Instead, we get the above output, where I'm not even sure what Sign of a complex number is supposed to mean. What is going on? Is there a way to make Mathematica simplify this properly?

EDIT:

Just to convince everyone that there is nothing special going on for Arg[A] >= Pi, see the following plot

Plot3D[ReIm[(Sqrt[x Exp[I \[Phi]]] Sqrt[x Exp[-I \[Phi]]])/Sqrt[  x Exp[I \[Phi]] x Exp[-I \[Phi]]]], {x, 0, 50}, {\[Phi], 0, 20 \[Pi]}]

Real part is always 1, imaginary part is always 0.

EDIT2:

It seems that the trouble of $\sqrt{(-1)\cdot(-1)}$ vs $\sqrt{-1}\cdot \sqrt{-1}$ is addressed even in the relevant wikipedia article. There it is pointed out that $\sqrt{z^*}\neq \sqrt{z}^*$ when the principal square root function is considered. I guess Mathematica uses exactly that principal function version, which explains why it does not return what I expected.

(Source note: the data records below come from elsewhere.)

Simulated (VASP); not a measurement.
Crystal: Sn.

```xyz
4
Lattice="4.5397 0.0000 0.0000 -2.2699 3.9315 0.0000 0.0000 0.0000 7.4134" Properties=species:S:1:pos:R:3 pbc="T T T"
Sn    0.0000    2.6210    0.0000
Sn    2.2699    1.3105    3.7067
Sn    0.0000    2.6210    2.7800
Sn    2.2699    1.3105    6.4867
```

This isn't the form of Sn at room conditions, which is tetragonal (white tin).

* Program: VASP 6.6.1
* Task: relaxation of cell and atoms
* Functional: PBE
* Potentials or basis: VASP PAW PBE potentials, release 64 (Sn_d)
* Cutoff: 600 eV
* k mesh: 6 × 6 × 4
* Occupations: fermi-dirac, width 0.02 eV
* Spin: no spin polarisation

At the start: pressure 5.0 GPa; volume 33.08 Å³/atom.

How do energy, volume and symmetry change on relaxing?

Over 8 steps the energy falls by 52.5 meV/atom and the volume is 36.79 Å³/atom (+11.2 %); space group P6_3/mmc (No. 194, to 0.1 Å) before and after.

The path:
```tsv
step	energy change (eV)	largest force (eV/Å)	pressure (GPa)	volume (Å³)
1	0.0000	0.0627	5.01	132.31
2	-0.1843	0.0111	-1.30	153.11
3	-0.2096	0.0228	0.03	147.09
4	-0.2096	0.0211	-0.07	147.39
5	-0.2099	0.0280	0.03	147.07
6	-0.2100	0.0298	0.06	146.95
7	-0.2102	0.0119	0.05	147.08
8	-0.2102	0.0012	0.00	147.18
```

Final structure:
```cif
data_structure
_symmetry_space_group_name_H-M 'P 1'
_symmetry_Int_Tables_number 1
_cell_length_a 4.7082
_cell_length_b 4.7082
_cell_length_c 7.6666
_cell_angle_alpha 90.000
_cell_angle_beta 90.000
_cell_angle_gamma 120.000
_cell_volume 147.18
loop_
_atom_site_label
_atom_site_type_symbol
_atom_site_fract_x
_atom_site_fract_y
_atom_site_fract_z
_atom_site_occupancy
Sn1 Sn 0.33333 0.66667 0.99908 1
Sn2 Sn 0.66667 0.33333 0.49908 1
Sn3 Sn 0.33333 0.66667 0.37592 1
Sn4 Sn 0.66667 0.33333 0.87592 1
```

Personally, I would have preferred if on the field of complex numbers we had non-identical $(-1)=e^{i \pi}$ and $(-1)^*=e^{-i \pi}$, which would resolve the issue and make $\sqrt{z^*}= \sqrt{z}^*$ true. But that's not standard, so I guess I can't expect it from Mathematica either.

Answer 1

Since Sqrt is a function, it must be defined with a branch cut (this is not a shortcoming of Mathematica, just a result of requiring functions to be single-valued). The cut used by Mathematica means that phases $\phi$ of complex arguments are moved into the interval $-\pi < \phi\le \pi$ before applying the rule $\sqrt{\exp(i \phi)} = \exp(i \phi/2)$.

In your derivation, this rule is applied without moving the argument to the correct branch. This is a misunderstanding based on the fact that in mathematics the interpretation of the symbol $\sqrt{\ldots}$ isn't as strict as in Mathematica. You therefore have to adjust your expectation to correspond to the meaning of Sqrt, or replace the function Sqrt by something else.

I assume you don't want to throw out Sqrt from the code, so here is what you could do to get the expected result:

Simplify[(Sqrt[A] Sqrt[Conjugate[A]])/Sqrt[A Conjugate[A]] /. A -> Abs[A] Exp[I ϕ], 
Assumptions -> {-π < ϕ < π}]

1

What I did is replace A by its AbsArg representation and added the assumption about the phase ϕ being in the open interval excluding the boundaries.

Answer 2

It evidently depends on the value of A. Try

(Sqrt[A] Sqrt[Conjugate[A]])/Sqrt[A Conjugate[A]] // 
  PowerExpand[#, 
    Assumptions -> A \[Element] Complexes] & // FullSimplify

Piecewise[{{-1, Arg[A] >= Pi}}, 1]

So it's 1 if Arg[A] <= Pi

Answer 3

(Sqrt[A] Sqrt[Conjugate[A]])/Sqrt[A Conjugate[A]] /. A -> -1
(*  -1  *)

because it's

I * I / 1

Answer 4

In addition to all the answers about complex numbers, Mathematica makes no assumptions that A is a number. It could just as easily be a matrix, for example:

In[13]:= (Sqrt[A] Sqrt[Conjugate[A]])/Sqrt[A Conjugate[A]] /. A -> {{1, I}, {-I, -1}}

Out[13]= {{1, 1}, {1, -1}}

In[14]:= (Sqrt[Conjugate[A]] Sign[A])/Sqrt[A] /. A -> {{1, I}, {-I, -1}}

Out[14]= {{1, 1}, {1, -1}}

in which case returning a scalar would be incorrect.

Answer 5

A bit long for a comment. Consider:

a = Sqrt[A] /. A -> -1
(* I *)

Correct. Sqrt[-1] is I by definition.

b = Sqrt[Conjugate[A]] /. A -> -1
(* I *)

Correct. Conjugate[-1] is -1, and Sqrt[-1] is I by definition.

c = Sqrt[A Conjugate[A]] /. A -> -1
(* 1 *)

Correct. Sqrt[1] is unambiguously 1.

(a b)/c
(* -1 *)

Correct.

(Sqrt[A] Sqrt[Conjugate[A]])/Sqrt[A Conjugate[A]] /. A -> -1
(* -1 *)

Now, you consider this wrong, but it's the same as (a b)/c. Mathematica is thus consistent, which is a crucial thing to a computer algebra system. To get the answer you want, Mathematica would have to use a different branch cut for different instances of Sqrt in your expression. How is it supposed to know that this is what you intend?